Most accounts[which?] say the song was inspired by the George Hotel, a wayfarers' inn in Piercebridge on the border of Yorkshire and County Durham. The hotel was owned and operated by two brothers called Jenkins, and in the lobby was an upright longcase clock. The clock kept perfect time until one of the brothers died, after which it lost time at an increasing rate, despite the best efforts of the hotel staff and local clockmakers to repair it. When the other brother died, the clock stopped, never to go again. It is said that in 1875 Henry Clay Work visited the hotel and based "My Grandfather's Clock" on the stories he heard there.[citation needed]

Storyline

The 17th century George Hotel, Piercebridge

The song is told from the standpoint of the grandson, who tells the story of a longcase clock that his grandfather owned. The Oxford English Dictionary states that the song is responsible for the common name "grandfather clock" being applied to the longcase clock.[1]

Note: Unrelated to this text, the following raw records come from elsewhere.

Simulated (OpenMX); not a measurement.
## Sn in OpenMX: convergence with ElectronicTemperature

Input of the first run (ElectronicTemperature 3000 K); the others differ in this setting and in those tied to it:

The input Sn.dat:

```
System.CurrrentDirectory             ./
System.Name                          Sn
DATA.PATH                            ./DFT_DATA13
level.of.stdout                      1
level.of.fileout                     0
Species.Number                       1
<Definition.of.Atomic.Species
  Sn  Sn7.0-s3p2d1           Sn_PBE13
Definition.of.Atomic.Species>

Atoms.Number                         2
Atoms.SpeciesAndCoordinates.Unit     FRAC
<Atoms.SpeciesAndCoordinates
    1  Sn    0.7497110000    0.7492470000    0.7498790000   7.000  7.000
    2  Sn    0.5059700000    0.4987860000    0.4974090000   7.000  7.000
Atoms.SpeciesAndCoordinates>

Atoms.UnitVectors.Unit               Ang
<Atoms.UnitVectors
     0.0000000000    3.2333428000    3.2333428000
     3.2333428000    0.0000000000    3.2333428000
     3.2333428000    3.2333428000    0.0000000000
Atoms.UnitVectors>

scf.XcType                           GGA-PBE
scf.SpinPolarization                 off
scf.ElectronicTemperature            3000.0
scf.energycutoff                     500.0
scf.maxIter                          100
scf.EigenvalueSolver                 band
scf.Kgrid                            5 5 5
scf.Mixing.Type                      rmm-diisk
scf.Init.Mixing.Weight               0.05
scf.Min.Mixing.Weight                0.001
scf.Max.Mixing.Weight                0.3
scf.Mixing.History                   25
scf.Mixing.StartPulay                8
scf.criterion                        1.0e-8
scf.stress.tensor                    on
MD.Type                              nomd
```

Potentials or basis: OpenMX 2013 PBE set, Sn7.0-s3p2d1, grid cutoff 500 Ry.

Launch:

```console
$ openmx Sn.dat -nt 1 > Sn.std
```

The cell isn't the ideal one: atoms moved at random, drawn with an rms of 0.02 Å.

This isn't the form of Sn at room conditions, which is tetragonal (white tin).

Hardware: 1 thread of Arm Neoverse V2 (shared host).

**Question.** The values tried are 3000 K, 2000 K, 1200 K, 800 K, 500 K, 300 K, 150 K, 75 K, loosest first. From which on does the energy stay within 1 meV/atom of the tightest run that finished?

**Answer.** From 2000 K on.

The clock was 112 times taller than his grandfather's eventual height (though the two would end up weighing the same), and was purchased on the morning of his grandfather's birth. The clock worked perfectly for ninety years without any problems (requiring only a weekly winding), though it did have one unusual "malfunction": it rang 24 times when his grandfather brought his bride (presumably the singer's grandmother) into his house.

However, in the dead of one night, the clock sounded an alarm, which the family knew meant that the grandfather would soon die. The clock, though, continued to keep the time until the grandfather's death, after which the clock suddenly stopped and never was able to be started again.

Covers and inspirations

"My Grandfather's Clock" was often played in Britain on Children's Favourites during that period was recorded by the Radio Revellers. In the United States, a version, without the last stanza of lyrics, was on an extended-play 45 rpm record on the Peter Pan label (the other song on that side was The Syncopated Clock, and the flip side had The Arkansas Traveler and Red River Valley). Johnny Cash covered the song twice on his 1959 album "Songs of Our Soil" and his 1975 album, The Johnny Cash Children's Album. Other versions became popular in other countries. It is well known to many generations in Japan.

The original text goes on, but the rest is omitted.